Mountaineers of the future sign letters of intent Wednesday. At least on the surface, that seems to guarantee no West Virginia football headlines about lawsuits and buyouts and a certain ex-coach and controversy.
To be sure, it has been an almost daily dish the past few weeks, if not the past month, in this messy coach-university divorce. And it will become clear this week if the dispute between former coach Rich Rodriguez and West Virginia University has any impact on which high school football recruits commit to play football in Morgantown, W.Va.
"It's like, man, who's going to throw the next dart?" said ESPN college football commentator and former player Ed Cunningham, who lives, of all places, near Hollywood and considers these melodramatic Mountaineers a far more riveting soap opera than anything Britney Spears could drum up. "Neither side is getting a benefit from this in public opinion. That's the thing to me, it's negatively impacting both sides.
"[But] this is entirely too juicy not to pay attention. There's espionage with quote-unquote shredded documents. There's a possible NCAA infraction [and] calling Michigan recruits on a West Virginia cell phone. There apparently was a side [verbal] agreement. There's an accusation of racism. There are so many huge plot points to this thing. It's kind of a tragic comedy."
In the short term, the dispute should have no adverse effect on new West Virginia head coach Bill Stewart's first recruiting class.

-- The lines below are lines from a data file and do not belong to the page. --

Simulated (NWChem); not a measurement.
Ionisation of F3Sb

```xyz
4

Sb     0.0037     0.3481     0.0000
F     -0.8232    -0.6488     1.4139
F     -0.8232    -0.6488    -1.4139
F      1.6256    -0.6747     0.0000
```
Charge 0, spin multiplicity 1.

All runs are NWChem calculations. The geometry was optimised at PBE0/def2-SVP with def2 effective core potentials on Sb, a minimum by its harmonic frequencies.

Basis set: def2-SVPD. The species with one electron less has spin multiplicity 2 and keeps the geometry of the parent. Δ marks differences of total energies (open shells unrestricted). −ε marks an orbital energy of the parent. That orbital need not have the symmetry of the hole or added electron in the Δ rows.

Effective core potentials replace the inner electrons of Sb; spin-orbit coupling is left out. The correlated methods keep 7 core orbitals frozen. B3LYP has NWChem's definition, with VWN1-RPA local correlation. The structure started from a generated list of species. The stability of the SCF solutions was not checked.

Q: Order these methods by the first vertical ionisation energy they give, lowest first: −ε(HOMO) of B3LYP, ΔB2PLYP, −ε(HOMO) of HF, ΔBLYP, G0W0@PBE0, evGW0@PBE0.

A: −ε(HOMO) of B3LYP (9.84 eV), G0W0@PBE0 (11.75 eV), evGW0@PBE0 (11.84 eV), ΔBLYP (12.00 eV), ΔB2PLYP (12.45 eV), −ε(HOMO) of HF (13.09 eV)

"We haven't seen any backlash," said Scout Inc.'s Tom Luginbill. "I got to be honest with you, when Rich Rodriguez left, West Virginia wasn't doing a whole lot at the time" on the national recruiting scale. He referred to Parkersburg (W.Va.) High all-star lineman Josh Jenkins retracting his verbal commitment, though Stewart and the new staff redoubled their efforts to recruit him.
"Aside from that," Luginbill added, "I think this class is in a holding pattern."
And that seems to be relatively standard operating procedure for the Mountaineers in years past, if not decades past. They recruit a specific kind of athletes, a specific kind of players, with only the occasional nationally celebrated recruit such as Jason Gwaltney three years ago or Noel Devine last spring.
"They're one of the true exceptions to the rules," SuperPrep publisher Allen Wallace said. "I always hate when people say, 'How does West Virginia do so well when their class is ranked in the 30s?' Sometimes even in the 50s. Recruiting for rankings and recruiting for your needs are two different things sometimes.
"I don't think the controversy has affected West Virginia's recruiting," Wallace added.
"There has been a lot of publicity about the rancor between West Virginia and Rich Rodriguez, but I sincerely doubt any recruit would hold that against either party. That's pretty much beyond the youngsters, making any negative decision or conclusions about West Virginia. They would certainly forgive the coach, 'cause coaches go wherever they can make more money. But I think the loss of Rich Rodriguez has hurt West Virginia a lot. You lose a coach like that, you're going to feel the effects."
Even the Pope of College Football agrees on that much. Lest anyone accuse Beano Cook of leaning toward his alma mater Pitt, he stressed that he maintains an objective opinion of this ex-Mountaineer coach.
"Rodriguez, whether you like him or not, was a heck of a coach there," Cook said. "I think what's going to hurt them is that, losing Rodriguez."
What of the long term?
What of the perception about the post-Rodriguez Mountaineers program beyond state lines, coast to coast?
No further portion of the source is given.